Posted in Calls for Papers by Editor on May 11, 2019

Symposium | Power Couples: The Pendant Format in Art
Utah Museum of Fine Arts, University of Utah, Salt Lake City, 4 October 2019

Organized by Leslie Anderson

Proposals due by 15 June 2019

The Utah Museum of Fine Arts at the University of Utah will host an interdisciplinary symposium to coincide with the upcoming special exhibition Power Couples: The Pendant Format in Art (11 July — 8 December 2019), which will examine ideas imparted by two interdependent works (called pendants) from the fifteenth century until the present day. Papers that consider works conceived as pairs in the visual arts, literature, and music are invited, and new research related to pairs in other disciplines is encouraged. What are the artistic strategies at play in the creation of companion pieces? How do the format and display (or experience) of pendants communicate meaning?

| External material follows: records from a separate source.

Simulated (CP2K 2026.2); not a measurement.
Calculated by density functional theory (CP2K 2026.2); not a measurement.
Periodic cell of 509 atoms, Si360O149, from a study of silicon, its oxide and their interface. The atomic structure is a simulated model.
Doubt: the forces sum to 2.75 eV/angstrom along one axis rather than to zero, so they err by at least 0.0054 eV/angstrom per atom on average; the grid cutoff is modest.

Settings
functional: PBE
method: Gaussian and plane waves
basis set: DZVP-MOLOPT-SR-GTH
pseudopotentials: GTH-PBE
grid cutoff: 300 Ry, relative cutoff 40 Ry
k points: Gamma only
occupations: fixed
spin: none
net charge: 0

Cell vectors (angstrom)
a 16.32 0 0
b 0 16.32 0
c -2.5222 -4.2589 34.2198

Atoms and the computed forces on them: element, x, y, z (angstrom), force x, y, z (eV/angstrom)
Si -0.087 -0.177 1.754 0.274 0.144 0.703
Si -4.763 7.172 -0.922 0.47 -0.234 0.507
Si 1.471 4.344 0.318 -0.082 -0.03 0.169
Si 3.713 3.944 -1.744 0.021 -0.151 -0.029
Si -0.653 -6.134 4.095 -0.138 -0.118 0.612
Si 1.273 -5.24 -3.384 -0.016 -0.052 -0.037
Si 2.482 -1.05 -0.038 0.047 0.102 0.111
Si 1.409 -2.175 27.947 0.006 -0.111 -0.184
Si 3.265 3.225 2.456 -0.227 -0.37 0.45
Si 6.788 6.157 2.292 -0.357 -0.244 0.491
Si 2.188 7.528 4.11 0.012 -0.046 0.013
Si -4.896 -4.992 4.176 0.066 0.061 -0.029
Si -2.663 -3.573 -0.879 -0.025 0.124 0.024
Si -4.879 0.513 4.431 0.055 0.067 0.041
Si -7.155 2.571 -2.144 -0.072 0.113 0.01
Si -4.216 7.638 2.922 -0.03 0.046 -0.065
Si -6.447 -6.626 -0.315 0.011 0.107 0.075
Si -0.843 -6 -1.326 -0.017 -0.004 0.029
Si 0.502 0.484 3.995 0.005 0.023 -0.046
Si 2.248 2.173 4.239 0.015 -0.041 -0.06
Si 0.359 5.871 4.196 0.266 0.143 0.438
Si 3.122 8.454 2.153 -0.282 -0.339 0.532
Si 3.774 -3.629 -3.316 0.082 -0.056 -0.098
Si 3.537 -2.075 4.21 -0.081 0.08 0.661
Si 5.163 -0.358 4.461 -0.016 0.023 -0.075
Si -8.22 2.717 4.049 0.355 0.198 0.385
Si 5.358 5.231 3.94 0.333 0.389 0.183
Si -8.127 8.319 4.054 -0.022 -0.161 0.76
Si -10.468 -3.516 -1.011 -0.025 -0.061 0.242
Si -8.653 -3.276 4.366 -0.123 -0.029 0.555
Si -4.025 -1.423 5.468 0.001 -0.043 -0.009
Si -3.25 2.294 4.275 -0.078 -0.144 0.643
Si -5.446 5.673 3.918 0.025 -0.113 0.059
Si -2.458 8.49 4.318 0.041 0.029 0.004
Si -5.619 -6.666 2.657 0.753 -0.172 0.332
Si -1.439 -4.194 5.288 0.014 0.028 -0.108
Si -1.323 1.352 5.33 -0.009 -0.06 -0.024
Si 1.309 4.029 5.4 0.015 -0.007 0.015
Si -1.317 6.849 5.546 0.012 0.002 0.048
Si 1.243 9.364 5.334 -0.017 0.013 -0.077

Advanced graduate students, as well as established and emerging scholars, are invited to apply. Please submit an abstract of 250–300 words and a CV to both leslie.anderson@umfa.utah.edu and iris.moulton@umfa.utah.edu by 15 June 2019. Selected participants will be notified on or before 15 July 2019.

This symposium is organized by Leslie Anderson, Curator of European, American, and Regional Art, and Iris Moulton, Coordinator of Campus Engagement, at the Utah Museum of Fine Arts, University of Utah.

Keynote Speaker

Wendy N. E. Ikemoto is Associate Curator of American Art at the New-York Historical Society. She served as organizing curator for Rockwell, Roosevelt & the Four Freedoms (2018), Betye Saar: Keepin’ It Clean (2018–19), Bettina von Zwehl: Meditations in an Emergency (2018–19), and Augusta Savage: Renaissance Woman (2019), and as curator for Panoramic Perspectives (2019–20). She is planning an upcoming exhibition on the American romantic artist John Quidor. Prior to joining the New-York Historical Society, Ikemoto worked in academia at The Courtauld Institute of Art in London and Vassar College in New York and in secondary education at a school for Native Hawaiian students. She holds a BA in Art History from Stanford University and an AM and PhD in the History of Art and Architecture from Harvard University. Her publications include Antebellum American Pendant Paintings: New Ways of Looking (Routledge, 2017) and articles in American Art and The Burlington Magazine.